Soon after its birth, the MTV network tried to branch out with "Remote Control," a hipper than hip game show. Contestants were quizzed on media trivia including a category called, "Alive or dead?" The goal was to guess the current status of pop-culture icons.
One day in 1988 the name "Ann B. Davis" popped up on the screen. Hitting the buzzer, a contestant shouted, "Dead!"
With a classic double take, Davis shouted, "I am not!" at the den television in the 26-room redstone house she shared with a dozen or more other Christians in Denver's Capitol Hill neighborhood.
Wrong, said the host. The actress -- who achieved media immortality as Alice, the wisecracking housekeeper on The Brady Bunch" -- was now a nun, living in Colorado.
"I am not a nun," shouted Davis, with a dramatic pout.
The confusion was understandable and Davis knew it. It was hard for outsiders to grasp the spiritual changes that caused this tough-willed and very private women to put her career on the back burner and, in 1976, join a commune of evangelical Episcopalians, led by Colorado Bishop William C. Frey and his wife, Barbara. She stayed with the household as it moved to an Anglican seminary in Western Pennsylvania steel country and, finally, to the outskirts of San Antonio, Texas, where she died last Sunday (June 1) at age 88.

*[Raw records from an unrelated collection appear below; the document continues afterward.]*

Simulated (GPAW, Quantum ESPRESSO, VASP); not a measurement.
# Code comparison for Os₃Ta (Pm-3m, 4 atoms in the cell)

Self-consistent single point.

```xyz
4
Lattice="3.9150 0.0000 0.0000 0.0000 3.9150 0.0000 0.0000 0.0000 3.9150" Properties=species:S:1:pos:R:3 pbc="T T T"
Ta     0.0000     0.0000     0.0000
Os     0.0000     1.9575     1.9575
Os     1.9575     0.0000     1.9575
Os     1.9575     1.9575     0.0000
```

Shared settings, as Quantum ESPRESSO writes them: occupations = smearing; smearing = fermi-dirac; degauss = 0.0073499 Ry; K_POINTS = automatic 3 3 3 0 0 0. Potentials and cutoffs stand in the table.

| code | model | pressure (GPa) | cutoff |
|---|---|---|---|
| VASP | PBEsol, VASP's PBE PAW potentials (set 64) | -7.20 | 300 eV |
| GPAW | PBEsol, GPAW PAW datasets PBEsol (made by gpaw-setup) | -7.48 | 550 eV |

As the years passed, she opened up and shared her story with religious groups using the title, "Where I am, where I was and how I got from there to here." I came to know her while reporting for The Rocky Mountain News and through a close friendship with one of the bishop's sons, when we attended the same parish. That meant spending time (an awkward journalistic situation, with guidelines cleared by editors) in the bishop's house and, of course, meeting the woman many called "Ann B."